Other students who have taken online classes in the past are also interested in taking classes from GOA because of their positive experiences.
Sophomore Camille Locke took Algebra II through Apex Learning during the summer after her freshman year.
“Apex was really well done, especially since I could set my own pace,” Locke said.
Since Apex is geared for homeschooled children, its teachers are very interactive and are available to answer questions at most times, according to Locke.
“I had access to a teacher at any time,” she said.
Although students are requesting the addition of GOA, would its courses make the school more attractive?
Lonna Bloedau, director of admissions, doesn’t think so.
Bloedau said that she sometimes looks at distance learning skeptically, especially concerning the rigor and depth of such programs.
When applications arrive with records of online classes, they also come with letter grades. However, according to Bloedau, those letter grades never indicate the level of critical thinking skills that are required at Country Day.
“Those types of grades leave us wondering what was done to earn that grade,” Bloedau said.
“Was it a mere comprehension test? Did the student learn about literary analysis, or were they asked to synthesize and interpret what they read? This makes it hard to gauge the value.”
Because of this uncertainty, any classes taken outside of Country Day, including online classes, are attached to the official transcript. Therefore, those classes aren’t included in students’ overall GPAs.
However, when new classes are added to the curriculum, the school must get the classes approved by the University of California, which articulates approved classes in California high schools, according to college counselor Jane Bauman.

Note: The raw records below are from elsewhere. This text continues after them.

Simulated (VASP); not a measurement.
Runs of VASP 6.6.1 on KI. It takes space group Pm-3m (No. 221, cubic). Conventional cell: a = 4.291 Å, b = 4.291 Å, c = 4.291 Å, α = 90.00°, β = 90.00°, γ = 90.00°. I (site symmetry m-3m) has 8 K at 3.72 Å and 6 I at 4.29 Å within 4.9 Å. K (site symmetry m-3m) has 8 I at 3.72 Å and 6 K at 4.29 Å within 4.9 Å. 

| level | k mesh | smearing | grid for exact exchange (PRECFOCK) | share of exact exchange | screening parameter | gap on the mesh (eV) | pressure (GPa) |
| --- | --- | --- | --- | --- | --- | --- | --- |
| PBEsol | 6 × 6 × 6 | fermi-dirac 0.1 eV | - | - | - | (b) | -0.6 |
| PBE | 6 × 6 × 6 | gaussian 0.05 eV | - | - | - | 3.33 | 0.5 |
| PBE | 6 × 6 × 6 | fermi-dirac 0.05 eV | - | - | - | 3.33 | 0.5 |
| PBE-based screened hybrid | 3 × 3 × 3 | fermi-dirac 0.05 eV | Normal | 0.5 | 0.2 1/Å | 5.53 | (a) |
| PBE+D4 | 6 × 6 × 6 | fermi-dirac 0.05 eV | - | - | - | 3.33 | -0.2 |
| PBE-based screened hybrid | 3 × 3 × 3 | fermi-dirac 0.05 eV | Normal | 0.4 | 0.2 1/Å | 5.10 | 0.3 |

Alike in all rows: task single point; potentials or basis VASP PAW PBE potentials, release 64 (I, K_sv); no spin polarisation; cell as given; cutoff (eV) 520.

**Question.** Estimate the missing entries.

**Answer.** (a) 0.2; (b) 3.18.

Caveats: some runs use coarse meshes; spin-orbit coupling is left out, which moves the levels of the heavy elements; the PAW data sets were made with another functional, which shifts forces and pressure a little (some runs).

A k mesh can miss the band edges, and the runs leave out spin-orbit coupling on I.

For instance, when history teacher Ron Bell wanted to offer Great Ideas that Changed History last year, he had to have it approved as a college-prep elective by UC.
Although UC approves online classes on a case-by-case basis, it approves certain online schools. If Country Day offered online courses, these would also have to be articulated with UC. If they were approved, then the classes could be added to the Country Day transcript, Bauman said.